Halfway through the 75-page complaint, the class claims: "Agents Armstrong and Allen were well aware that many of the surveillance tools that they had given Monteilh were being used illegally. Agent Armstrong once told Monteilh that while warrants were needed to conduct most surveillance for criminal investigations, 'National security is different. Kevin is God.' Agent Armstrong also told Monteilh more than once that they did not always need warrants, and that even if they could not use the information in court because they did not have a warrant, it was still useful to have the information. He said that they could attribute the information to a confidential source if they needed to."
The class claims: "Apart from the electronic surveillance program, Agents Armstrong and Allen also directed their surveillance at people on the basis of their religion by instructing Monteilh to look for and identify to them people with certain religious backgrounds or traits, such as anyone who studied fiqh (a strand of Islamic law concerning morals and etiquette), who was an imam or sheikh; who went on Hajj; who played a leadership role at a mosque or in the Muslim community; who expressed sympathies to mujahideen; who was a 'white' Muslim; or who went to an Islamic school overseas."
They also told Monteilh to look particularly for people attracted younger Muslims, and to discuss extreme Islamic attitudes and leaders to observe people's reactions, the class claims.
Monteilh was ordered to work under cover as a "fitness consultant," and, following orders, he "worked out with Muslims in various gyms around the Orange County area and elicited a wide variety of information, including travel plans, political and religious views," the class claims.

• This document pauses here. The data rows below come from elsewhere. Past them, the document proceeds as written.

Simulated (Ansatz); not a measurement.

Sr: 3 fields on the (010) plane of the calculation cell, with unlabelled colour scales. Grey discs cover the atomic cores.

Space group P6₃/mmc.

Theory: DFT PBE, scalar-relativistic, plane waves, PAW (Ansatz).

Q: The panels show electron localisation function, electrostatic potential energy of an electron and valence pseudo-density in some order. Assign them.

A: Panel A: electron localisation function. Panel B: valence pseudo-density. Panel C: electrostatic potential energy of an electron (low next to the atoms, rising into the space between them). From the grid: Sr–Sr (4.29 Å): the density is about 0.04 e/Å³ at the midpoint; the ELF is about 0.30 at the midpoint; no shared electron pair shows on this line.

He collected names, phone numbers, email addresses and license plate numbers of mosque members and turned them over to his handlers, the class says.
The agents sought to collect incriminating information about certain Muslims - "such as immigration issues, sexual activity, business problems, or crimes like drug use. Agents Armstrong and Allen instructed Monteilh to pay attention to people's problems, to talk about and record them, including marital problems, business problems, and petty criminal issues. Agents Armstrong and Allen on several occasions talked about different individuals that they believed might be susceptible to rumors about their sexual orientation, so that they could be persuaded to become informants through the threat of such rumors being started," the complaint states.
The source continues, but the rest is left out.